The platform off the Lake Michigan Overlook, also called the Number 9 Overlook, along the Sleeping Bear Dunes National Lakeshore. (Photo: Ed Ronco/IPR News)
This coverage is made possible through a partnership between IPR and Grist, a nonprofit environmental media organization.
The Sleeping Bear Dunes have been active systems for millennia, shifting with the weather or fixed by vegetation. But changes can seem sudden, especially when measured against human infrastructure.
That was the case with a popular wooden viewing platform at the Lake Michigan Overlook's stop #9 along Pierce Stocking Scenic Drive in Sleeping Bear Dunes National Lakeshore.
The platform rested on the dune some 450 feet above the lake. When National Park Service staff arrived at the site this spring, they found some of its pilings were no longer touching the ground. Winter storms, wind and rain had eroded the sand underneath.
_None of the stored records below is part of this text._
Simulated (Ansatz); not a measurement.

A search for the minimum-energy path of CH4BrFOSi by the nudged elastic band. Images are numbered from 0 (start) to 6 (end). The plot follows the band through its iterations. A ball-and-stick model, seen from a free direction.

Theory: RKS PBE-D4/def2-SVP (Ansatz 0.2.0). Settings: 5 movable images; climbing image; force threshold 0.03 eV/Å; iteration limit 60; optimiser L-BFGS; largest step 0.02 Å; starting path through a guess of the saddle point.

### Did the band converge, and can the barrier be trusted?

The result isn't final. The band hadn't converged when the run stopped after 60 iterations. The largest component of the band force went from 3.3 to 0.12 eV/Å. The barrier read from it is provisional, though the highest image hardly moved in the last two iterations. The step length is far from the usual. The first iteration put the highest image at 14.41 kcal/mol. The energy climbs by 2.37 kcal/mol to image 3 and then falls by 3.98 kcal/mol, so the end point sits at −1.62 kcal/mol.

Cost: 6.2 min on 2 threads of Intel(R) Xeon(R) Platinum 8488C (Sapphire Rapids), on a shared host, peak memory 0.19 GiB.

'The western portion of that overlook was freestanding. It was free-hanging. The sand had moved on,' said Scott Tucker, superintendent of Sleeping Bear Dunes.
Tucker estimated roughly half a million people visited the stop every year. Some would venture out onto the platform.
Now, it's gone.
Staff dismantled it earlier this month because it wasn't safe.
As the glaciers retreated at the end of the Ice Age, they shaped this area's geography. Wind and water have changed the lakeshore and the dunes along it for millennia. But human-caused climate change is also influencing erosion in the Great Lakes. According to the Environmental Protection Agency, for instance, warming temperatures contribute to lower ice cover and water levels, which in turn can make coastlines vulnerable to erosion and flooding.
Underneath the park's Facebook post announcing the news, people reacted with stories and memories of past visits, from engagements to shared moments with loved ones who have passed away.
The platform was installed in 1986, further back from the edge of the dune and firmly anchored in the ground.
But in the nearly four decades since, the dune has retreated. Tucker said in a given year, the dune face moves about 1 to 3 feet east, away from the lake.
These dunes move with the prevailing winds. In this case, the sand is being blown from the overlook and deposited across the Sleeping Bear Plateau, said Tom Ulrich, a former deputy superintendent of the park who retired about a year and a half ago.
'The dunes are inexorable,' Ulrich said. 'They will move, and you cannot stop them from moving, and you're foolish if you think you can.'
It's been a chaotic time for national parks. The Trump administration froze federal hiring earlier this year before lifting it for the National Park Service in March. Many federal employees have lost their jobs, left, or been caught in a state of limbo since January. And the proposed federal budget, which narrowly passed the House, would mean major cuts to the agency.
Sleeping Bear Dunes has around two-thirds of the staff typically there this time of year, according to the Glen Arbor Sun and WLUC-TV.
Tucker, the superintendent, didn't elaborate. 'It's a very complex system right now, and I'm really focused on opening up the lakeshore for the summer,' he said.
As for the future of the overlook, he said, in 2028 the park will look at planning and design for that location as part of a five-year recreation fee plan.
The Pierce Stocking Scenic Drive was the last area of the park to open for the season. And while the platform is gone, people can still visit the stop along the drive and take in the vast landscape.
'The view is exactly the same,' Tucker said.